THESE DAYS, it seems the guidelines and regulations around meeting planning are changing faster than the price of gas! With so much uncertainty, it's tempting to fall into a reactive state. Commercial supporters are unsure of themselves, and everyone around us seems to offer advice about how to change to accommodate the newest trends.
In this environment, it's important to remember what a brand is all about — what your brand represents. A brand is so much more than a name. It tells a story. It paints a picture of who you are and what you stand for. It creates a feeling of connection between you, your customers, your vendors, your associates, and your commercial supporters. In times of change, your brand becomes the stable bridge linking your customers back to you.
The people who depend on you are feeling just as much trepidation about the changes in our industry as you are. Now is the time to get out there and remind people why they chose to work with you in the past — and why they'll want to stick with you in the future. If you start playing with your brand — changing your name, updating a logo, or putting out new brochures or a fancy Web site that represents a radical departure from times past — you create confusion in the minds of people who thought they “knew” you. You will do nothing to reassure your constituents, and you may lose sight of what you represent as a company, an association, or consultant.
Your brand should be a solid foundation on which to build the rest of your communications. Let's take the fictional case of “CME Superstars Inc.” That company will want to maintain the core principles of its brand: It does CME meetings, and it is really good at it. Where it can make a new impact is in positioning to appeal to its current constituents' concerns.
For example, many commercial supporters are unsure of how the new regulations will affect their program participation. They may feel more secure if “CME Superstars Inc.” executes a promotional campaign to highlight its expertise and knowledge of the new regulations. This can help alleviate perceived pressure on the company's commercial supporters and remind them why they like to work with CME Superstars Inc.
CME Superstars might create promotional pieces that talk about its exemplary performance with the Accreditation Council for CME, or focus on its high marks from physician attendees for avoiding perceived conflicts of interest. But the company should stay true to its core principals, its story, and its brand. CME Superstars Inc. may be a consistent recipient ofexemplary status, they may even put themselves out there as a guiding light in times of confusion, but those positioning statements won't change who they are at a fundamental level: CME Superstars Inc. will always be the company that does CME meetings and is really good at it. Everything about its brand — the logo, the look and feel, even the tone of a promotional piece — should echo that brand promise.

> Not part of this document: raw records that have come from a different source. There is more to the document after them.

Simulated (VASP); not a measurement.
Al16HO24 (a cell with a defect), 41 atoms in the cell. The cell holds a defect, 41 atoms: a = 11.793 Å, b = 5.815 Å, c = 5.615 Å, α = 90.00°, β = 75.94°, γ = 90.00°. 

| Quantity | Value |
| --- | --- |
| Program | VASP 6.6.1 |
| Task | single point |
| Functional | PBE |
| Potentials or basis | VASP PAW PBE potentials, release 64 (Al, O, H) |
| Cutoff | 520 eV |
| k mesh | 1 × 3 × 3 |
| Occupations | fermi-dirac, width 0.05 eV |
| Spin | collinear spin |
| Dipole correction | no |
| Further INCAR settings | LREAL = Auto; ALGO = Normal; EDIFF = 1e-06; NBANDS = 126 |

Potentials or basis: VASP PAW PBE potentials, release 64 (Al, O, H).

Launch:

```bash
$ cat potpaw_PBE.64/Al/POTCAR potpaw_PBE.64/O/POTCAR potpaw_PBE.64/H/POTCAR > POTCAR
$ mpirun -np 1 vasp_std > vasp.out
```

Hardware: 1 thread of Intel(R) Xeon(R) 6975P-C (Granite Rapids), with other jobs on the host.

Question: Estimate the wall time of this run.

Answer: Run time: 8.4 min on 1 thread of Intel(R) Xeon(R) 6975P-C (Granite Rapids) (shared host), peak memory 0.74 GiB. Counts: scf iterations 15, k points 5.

In times of change, we have the opportunity to remind our constituents who we are and what we represent. Hearing from a familiar partner in the world of CME can do wonders to reinforce ties during a period of uncertainty. Take the time to reach out to your key constituents: attendees, commercial supporters, vendors, and even promotional partners, and remind them of what makes your company unique. What makes your brand sizzle? Why is it that people can always depend on you, even when things seem uncertain? Take the time to remind them. Your brand is well worth the effort.